Across the border, an explosion ripped through a minibus traveling in a militant-infested area of northwestern Pakistan today, killing at least 15 people, police said. It was unclear whether the blast, which destroyed the bus, was caused by a bomb or by the gas cylinder used to power the vehicle, a local police chief said.
The bus was traveling between the cities of Hangu and Kohat, which are very close to Pakistan’s lawless tribal region. Islamist militants frequently carry out attacks in the area against civilians and security forces.
In Afghanistan, civilian casualties have surged in recent months as insurgents have stepped up attacks.
A recent United Nations report said it documented 2,412 conflict-related civilian casualties in the first 10 months of 2010. More than three-quarters of them were caused by militant activity, a 25 percent increase from the same period in 2009, the report said.
At the same time, civilian casualties attributed to progovernment forces decreased.
Saturday’s explosion in Helmand Province killed women and children, and wounded three others riding in the vehicle, the governor’s office said in a statement. That blast occurred in Sangin district, where international forces have been taking heavy casualties while battling a strong insurgency.
In the capital, government officials said they are working to blunt a surge in fuel prices stemming from Iran’s decision to block thousands of fuel tankers at the border — apparently out of concern that the fuel is being used by NATO forces.
The Afghan government has insisted that the fuel is for the local market only.

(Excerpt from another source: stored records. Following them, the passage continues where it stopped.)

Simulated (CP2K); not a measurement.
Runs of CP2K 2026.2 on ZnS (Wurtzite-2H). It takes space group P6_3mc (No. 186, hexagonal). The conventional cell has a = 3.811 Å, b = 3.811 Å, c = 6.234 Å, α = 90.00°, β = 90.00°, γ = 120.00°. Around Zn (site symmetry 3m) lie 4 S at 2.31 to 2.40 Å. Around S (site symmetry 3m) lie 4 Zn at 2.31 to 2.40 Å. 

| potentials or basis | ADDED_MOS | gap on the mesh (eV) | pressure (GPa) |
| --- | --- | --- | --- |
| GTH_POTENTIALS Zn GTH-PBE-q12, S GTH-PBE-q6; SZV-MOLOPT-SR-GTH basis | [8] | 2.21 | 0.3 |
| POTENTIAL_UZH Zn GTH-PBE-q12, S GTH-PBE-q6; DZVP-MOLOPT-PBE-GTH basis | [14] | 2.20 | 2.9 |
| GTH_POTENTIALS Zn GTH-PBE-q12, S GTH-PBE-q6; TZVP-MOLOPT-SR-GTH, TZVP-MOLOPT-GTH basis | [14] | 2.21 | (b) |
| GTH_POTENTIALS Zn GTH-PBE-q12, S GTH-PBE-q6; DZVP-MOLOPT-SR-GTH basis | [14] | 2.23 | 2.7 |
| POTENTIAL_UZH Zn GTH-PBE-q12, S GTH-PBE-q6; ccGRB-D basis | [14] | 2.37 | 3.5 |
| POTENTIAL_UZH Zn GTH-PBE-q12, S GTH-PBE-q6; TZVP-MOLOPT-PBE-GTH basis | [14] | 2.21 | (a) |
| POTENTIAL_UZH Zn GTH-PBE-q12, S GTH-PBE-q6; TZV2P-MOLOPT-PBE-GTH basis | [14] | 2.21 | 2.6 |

Commerce Minister Anwarul Haq Ahady told reporters that the government is working to increase fuel imports from other countries such as Russia, Kazakhstan, and Turkmenistan. Some Afghan businesses have struck deals with Russian companies, and the Afghan government hopes that more are coming, he added.
The minister said very little progress had been made in attempts to negotiate passage for the tankers stuck at the border since late December. Between 1,800 and 1,900 of the original 3,000 stranded tankers are waiting to cross into Afghanistan, he said.
Afghanistan relies entirely on imported fuel.